I hear conservative evangelical preachers calling out government policies left and right: people like Pat Robertson, the Rev. Mike Huckabee (yup, he’s a Baptist minister), and even some of my friends and colleagues in my own denomination. Yet, in a liberally moderate church, even a whiff of “politics” and the emails and letters start coming the preacher’s way: “Politics doesn’t belong in the church” (subtext: “politics with which I disagree doesn’t belong in MY church from MY pastor in MY pulpit”).

It’s funny how the same sermon can be prophetic to some (those who agree with the premise) and too political to others (those who disagree with the premise, or the consequences it may have on their own lives). In my church, preach about equal rights for women, and I get emails about how wonderful my sermons are. Preach about our nation’s obsession with guns, brace for the onslaught. Preach about LGBTQ rights or inclusion, blast the white supremacists, badger the bullies who want to deport anyone with dark skin, and the accolades come pouring in. But talk about the challenges of abortion (regardless of which direction), and you’ll hear from both and all sides to just stay out of it.

But we are the Church. Our entire system of beliefs is based on a moral platform that names all people as children of the living and loving God, created by God out of love, and deserving of compassion. Who else has a better base from which to engage in the social politics of society? We aren’t necessarily trying to peddle our theology (our doctrines and beliefs about God) so much as trying to advocate for the values and morals we glean from our understanding of God’s values, which we get from scripture, history, and our lived experiences. And we need to understand that politics is merely the way communities negotiate on how to order ourselves and manage competing interests in limited resources. The Church steps in and can help be the conscience of our community, working to make sure our most vulnerable neighbors are not ignored or forgotten. For when even one suffers among us, we all suffer in some way.

When we see injustice, Jesus demands that we speak up on behalf of those who suffer under its weight. When black people are getting shot and jailed at rates that far exceed any other color of skin, we need to challenge our assumptions about the so-called “justice” system. When the President of the United States bullies people and calls them names, spews lies and untruths regularly, or uses tax payer dollars to speak at rallies to promote his “build the wall” campaign, we can’t just sit back, complain, and pontificate about it. We need to follow in the footsteps of Jesus into the fray, be willing to mess up a little in order to learn more deeply what our neighbors endure every day (every one of my black friends tells me about how often they get pulled over for a DWB, “Driving While Black”). When people fleeing violence in Central America, only to be stopped at the border of the very country that has funded and fed the violence through our foreign policies, domestic subsidy programs (making our products so much cheaper in some countries that it puts their own people out of business), let alone our history of arms dealing around the world, can we not see the sad, deadly, and frightening irony of all that? Can we not see the racism and class discrimination at work in our immigration policies?

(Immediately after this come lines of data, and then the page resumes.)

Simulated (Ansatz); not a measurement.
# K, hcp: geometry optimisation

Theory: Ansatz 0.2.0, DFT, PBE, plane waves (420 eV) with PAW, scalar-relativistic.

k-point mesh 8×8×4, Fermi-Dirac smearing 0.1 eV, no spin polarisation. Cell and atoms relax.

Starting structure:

The Church has a MORAL OBLIGATION to speak up, get involved, and even put our own lives on the line in order to try to protect and advocate for those getting hurt. We need to reach out and listen to those who are being rejected and push ever further into the margins of our communities, and ask them what they need. As one of my friends recently shared with my congregation, we need to learn to be better allies to those the Hebrew prophets constantly lift up as deserving of extra attention. And we need to remember that Jesus wasn’t crucified for preaching love and grace. He was crucified because the a, grace, and compassion he taught and practiced was a threat to the domination system of the state (both the Roman and Jewish state). Are we willing to really follow Jesus?